I would like to finish this section by emphasizing an important statement made by the eq. \eqref{sms}. Recall that since the expectation is linear, the martingale condition under the risk neutral probability will be valid for any portfolio that is a linear combination of the assets in \eqref{sms}. This implies that if a portfolio has zero value today, it must have expected value of zero tomorrow. Such a portfolio is a no-arbitrage portfolio as there is a non-vanishing probability of negative value for such a portfolio.
This argument shows that if the instruments are priced according to the risk-neutral / martingale measure using its expectation under that measure, then there can be no-arbitrage! Risk-neutrality directly ensured no-arbitrage which is something we expect from an efficient market.
Putting back the interest rates in
Before considering more complicated trees, let’s get ourselves out of the world that does not offer risk-free interest rates. Now we assume that the continuous compounding interest rate is $r > 0$ so that if at time zero the riskless bond is worth 1, it will become $\mathrm{e}^{r \delta t}$ at time $\delta t$ corresponding to a unit discrete time interval. Taking a single step binomial tree as a basis for more complicated trees, the stock prices tomorrow now need to satisfy a relation with respect to the risk-free growth rate of the stock. In particular, we have
\[\begin{equation}\label{na} S_{\delta t}(T) < S_0\, \mathrm{e}^{r \delta t} < S_{\delta t}(H) \end{equation}\]because otherwise we have arbitrages opportunities to make risk-free profit. What are the risk-free probabilities in this case? Now we have the interest rate, the expected value of the stock at time $\delta t$ should be equal to the asset’s value invested at the risk-free growth rate:
\[\begin{equation} \mathbb{E}_{Q}[S_{\delta t}] = \tilde{p} S_{\delta t}(H) + (1-\tilde{p}) S_{\delta t}(T) = S_0 \, \mathrm{e}^{r\delta t}, \end{equation}\]which gives
\[\begin{equation} \tilde{p} = \frac{S_0\,\mathrm{e}^{r\delta t} - S_{\delta t}(T)}{S_{\delta t}(H)- S_{\delta t}(T)}. \end{equation}\]Notice the slight modification that the interest rate bring with respect to the eq. \eqref{rnp}. Furthermore, due to the no-arbitrage constraint \eqref{na}, the risk neutral probability satisfies $0 < \tilde{p} < 1$ as expected from a probability measure that does not like arbitrage.

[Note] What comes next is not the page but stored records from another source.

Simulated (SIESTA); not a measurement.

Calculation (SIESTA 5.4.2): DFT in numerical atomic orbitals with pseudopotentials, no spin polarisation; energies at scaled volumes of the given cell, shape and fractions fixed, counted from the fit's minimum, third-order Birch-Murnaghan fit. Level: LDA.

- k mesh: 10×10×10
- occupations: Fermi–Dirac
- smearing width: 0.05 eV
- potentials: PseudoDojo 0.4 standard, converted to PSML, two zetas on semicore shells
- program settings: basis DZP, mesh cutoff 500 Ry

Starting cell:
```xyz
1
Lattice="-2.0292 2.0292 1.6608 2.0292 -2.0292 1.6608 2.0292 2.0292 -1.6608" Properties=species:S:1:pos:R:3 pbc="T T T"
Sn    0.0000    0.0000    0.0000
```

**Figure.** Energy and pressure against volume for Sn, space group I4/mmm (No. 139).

With the introduction of a non-trivial risk-free rate, every portfolio does not have an expectation value tomorrow that is equal to today’s value, instead its expectation should be equal to the portfolio’s value as if invested at the risk-free growth rate at $t = 0$. Equivalently, the asset’s/portfolio’s expectation discounted by the riskless bond should be equal to today’s value:
\[\begin{equation} \mathbb{E}_{\mathbb{Q}}\left[\frac{A_{\delta t}}{B_{\delta t}}\right] = \frac{A_0}{B_0}. \end{equation}\]For every asset $A$ it is therefore the process $A_i / B_i$ (in the discrete sense) act as a martingale under the risk-neutral probability measure. Therefore, for a call (or put) option, its risk-neutral pricing in the single step binomial model implies
\[\begin{align} \nonumber C_0 &= \mathrm{e}^{-r \delta t} \mathbb{E}_{\mathbb{Q}}[C_{\delta t}],\\ & = \mathrm{e}^{-r \delta t} \left(\tilde{p}\, f(S_{\delta t}) + (1-\tilde{p})\, f(S_{\delta t})\right) \end{align}\]where we indicated the options value at $\delta t$ in terms of a general pay-off function $f$ that depends on the stock value at both world states to purposefully emphasize that the same formula applies to any European contingent claim whose value is determined at maturity.
Considering multiple time steps
To be able to converge closer to the real world, we may add more time steps to our binomial tree. For this purpose, let’s consider the 4-step tree showin in Figure 1.
Figure 1. 4-step binomial tree for the Stock prices between time $t = 0$ until the maturity of the option at $t = T$.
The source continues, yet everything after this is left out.